A wooden board: round, dramatic, with a handle ($135-$175); round, simple, without a handle ($19.95); dark and moody ($115); checkered and colorful ($39); weathered and reclaimed ($183); jubilant and Seussian ($1,070). An arrangement of cured meats: a Spanish variety pack from Campo Grande ($49); Indiana’s finest salumi, from Smoking Goose ($49.95); a whole country ham from Denver’s Elevation Meats ($175); Renegade Foods’ plant-based salami sampler ($42.75). A variety of cheeses: Murray’s silken Bleu d’Auvergne ($21 a pound); Wisconsin’s own tangy, semi-firm Capriko ($7.33); a flight of Cheddars from Saxelby ($80); a sampler of milk and funk from Cowgirl Creamery ($95). Buy some grapes at the grocery store. Throw in some sassy cheese knives ($35) from Fredericks & Mae, and maybe a faux Camembert ($39) for the kids to play with while you eat.


A Big Honking Knife

A chef’s knife is a highly personal tool that reflects the image of its wielder. A paring knife is a thing of precision, nimble and sharp, a measure of the fineness of one’s technique. A bread knife is a thing of respect, an emissary between the body and the loaf, a tool that honors the labor of the baker who made the bread and the yeast that leavened it. A serious cook is, almost by definition, a person with strong feelings about knives; let us not overstep by presuming to know the intimacies of their preferences. Here’s what you should do instead: Buy them a cleaver. A brawny, hulking, freaking enormous cleaver. You can’t do better than a Chinese model, like Chan Chi Kee’s enormous butchery chopper ($119). I also like the blunt curvaceousness of the Suji Hand-Forged Cleaver ($99.95), the serious squared-off angles of Forge to Table’s Classic Cleaver ($124.95), and the somewhat murderous intensity of the Jero 8″ Blade Long-Handled Cleaver ($105). All can make short work of a coconut, a butternut squash, or a chicken in need of a spatchcock. Sometimes a person just needs to own a big, heavy, stupid knife.


Bag It Up

Photograph from Bergdorf Goodman

Liberate your loved one from lugging around a free-with-subscription canvas tote by giving them something more appetite-whetting: a Puppets and Puppets chocolate-chip-cookie purse ($425), a crossbody McDonald’s fries ($59.90), an uncannily realistic basket of cherries ($428.97), a Judith Leiber pepperoni-pizza minaudière ($5,695), a sequinned double cheeseburger ($128) from Betsey Johnson, Anya Hindmarch’s Heinz Ketchup carryall ($895). A baguette bag ($38)—not the designer kind, the kind for carrying actual baguettes. A soft-pretzel purse ($42) with a mustard-packet zipper pull. A bonito-tuna clutch ($56), for truly special formal affairs. A fully articulated lobster ($34.95).

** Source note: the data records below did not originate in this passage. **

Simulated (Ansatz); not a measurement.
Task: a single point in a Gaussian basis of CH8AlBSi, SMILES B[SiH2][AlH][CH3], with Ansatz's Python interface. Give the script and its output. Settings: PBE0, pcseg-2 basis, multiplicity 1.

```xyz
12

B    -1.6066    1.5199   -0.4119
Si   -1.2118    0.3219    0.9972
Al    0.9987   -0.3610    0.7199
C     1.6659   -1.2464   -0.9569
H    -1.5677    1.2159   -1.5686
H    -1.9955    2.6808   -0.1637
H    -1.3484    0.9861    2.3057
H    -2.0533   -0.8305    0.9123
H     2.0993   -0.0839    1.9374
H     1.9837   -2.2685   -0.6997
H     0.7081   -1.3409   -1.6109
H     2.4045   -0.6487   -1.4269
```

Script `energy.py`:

A Drink, and Something to Drink It Out Of

As I have mentioned before, a foolproof holiday gift is a bottle of something nice plus a nice glass from which to sip it. This year, slip someone a bottle of Paranubes Oaxaca Rum ($44.50)—aguardiente de caña, as it’s known regionally—made from wild-fermented juice of sugarcane grown on the farm of the master distiller Jose Luis Carrera. “It’s got character by the pound,” Ashtin Berry, the bartender, sommelier, and activist, said when she introduced me to the drink. “It’s reminiscent of an agricole, for you rum nerds—and, for you novices, just know it’s good shit that won’t leave you with a hangover.” Wrap it up with a set of Lexington Glassworks hand-blown tumblers ($40 each), overlaid with silver leaf that resembles far-off mountains, or the shadows of waves lapping on a sandy shore. For the more abstemious, a bottle of Non3 ($30), a zero-proof sipping drink with notes of cinnamon and yuzu and a slightly tannic finish, alongside a Massimo Lunardon weird-little-dude goblet ($155)—not its official name, but certainly an accurate description of its weird-little-dudeness.


Win with Tins

Helen, Help Me!
E-mail your questions about dining, eating, and anything food-related, and Helen may respond in a future newsletter.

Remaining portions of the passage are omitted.